Despite the growing popularity of the "green economy" and other ecologically friendly forms of production in industrialised countries, oil remains the backbone of the current global economy.

In the global energy markets, Russia has a prominent role. It is one of the top three crude producers in the world, competing with Saudi Arabia and the United States for first place. Russia is significantly reliant on oil and natural gas income, which accounted for 45 per cent of Russia's federal budget in 2021.


Russian crude and condensate output peaked at 10.5 million barrels per day (bpd) in 2021, accounting for 14% of global supply. It has oil and gas producing facilities across the country, but the majority of them are in western and eastern Siberia. Russia sold a projected 4.7 million barrels per day (bpd) of petroleum to countries worldwide in 2021.

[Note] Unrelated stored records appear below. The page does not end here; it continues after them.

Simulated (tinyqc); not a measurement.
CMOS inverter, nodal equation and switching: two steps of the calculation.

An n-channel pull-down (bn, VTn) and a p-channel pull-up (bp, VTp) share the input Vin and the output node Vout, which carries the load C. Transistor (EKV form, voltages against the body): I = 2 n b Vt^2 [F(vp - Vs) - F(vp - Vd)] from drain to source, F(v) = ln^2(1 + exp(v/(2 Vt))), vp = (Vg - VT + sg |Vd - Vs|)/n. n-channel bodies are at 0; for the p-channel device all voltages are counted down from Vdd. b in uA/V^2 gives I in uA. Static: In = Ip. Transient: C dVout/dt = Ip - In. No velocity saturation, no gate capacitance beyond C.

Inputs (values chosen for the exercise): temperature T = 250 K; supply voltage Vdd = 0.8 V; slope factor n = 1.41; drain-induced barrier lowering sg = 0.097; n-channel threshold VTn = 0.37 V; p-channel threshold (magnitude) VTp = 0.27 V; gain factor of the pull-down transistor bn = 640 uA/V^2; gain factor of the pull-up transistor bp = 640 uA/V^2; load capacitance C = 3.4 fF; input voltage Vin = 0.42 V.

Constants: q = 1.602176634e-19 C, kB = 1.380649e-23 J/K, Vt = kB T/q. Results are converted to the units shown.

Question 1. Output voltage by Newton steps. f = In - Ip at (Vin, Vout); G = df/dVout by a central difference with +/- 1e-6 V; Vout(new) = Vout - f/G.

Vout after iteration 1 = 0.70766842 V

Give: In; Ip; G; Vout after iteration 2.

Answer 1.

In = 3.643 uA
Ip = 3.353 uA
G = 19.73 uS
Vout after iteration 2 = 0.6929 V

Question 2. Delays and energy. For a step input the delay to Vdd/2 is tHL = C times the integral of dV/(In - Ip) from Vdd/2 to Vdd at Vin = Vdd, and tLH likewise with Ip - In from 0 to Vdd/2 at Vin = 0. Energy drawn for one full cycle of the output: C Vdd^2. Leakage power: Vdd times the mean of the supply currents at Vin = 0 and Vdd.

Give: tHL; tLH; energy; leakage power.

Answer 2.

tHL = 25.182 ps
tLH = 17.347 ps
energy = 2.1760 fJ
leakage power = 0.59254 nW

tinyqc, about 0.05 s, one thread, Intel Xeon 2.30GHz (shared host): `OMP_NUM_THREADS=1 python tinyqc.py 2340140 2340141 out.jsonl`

Russia exports a significant crude amount to European consumers (2.4 million bpd) that contributed 25% of all oil imports by the EU as of October 2021. In recent weeks, the policies and conditions that have led to this dependency have been closely scrutinized.


What made Europe so reliant on Russian gas?

Reducing Europe's reliance on Russian gas has been a hot topic in Brussels for the past 15 years. Despite warnings from a January 2009 incident that resulted in a two-week disruption of Russian gas transit via Ukraine and Russia's invasion of Crimea in 2014, Europe has continued to buy Russian natural gas. On the other hand, Russian pipeline gas deliveries to Europe surged after 2014, and Europe also began importing Russian LNG from the Yamal LNG project, which started in 2017.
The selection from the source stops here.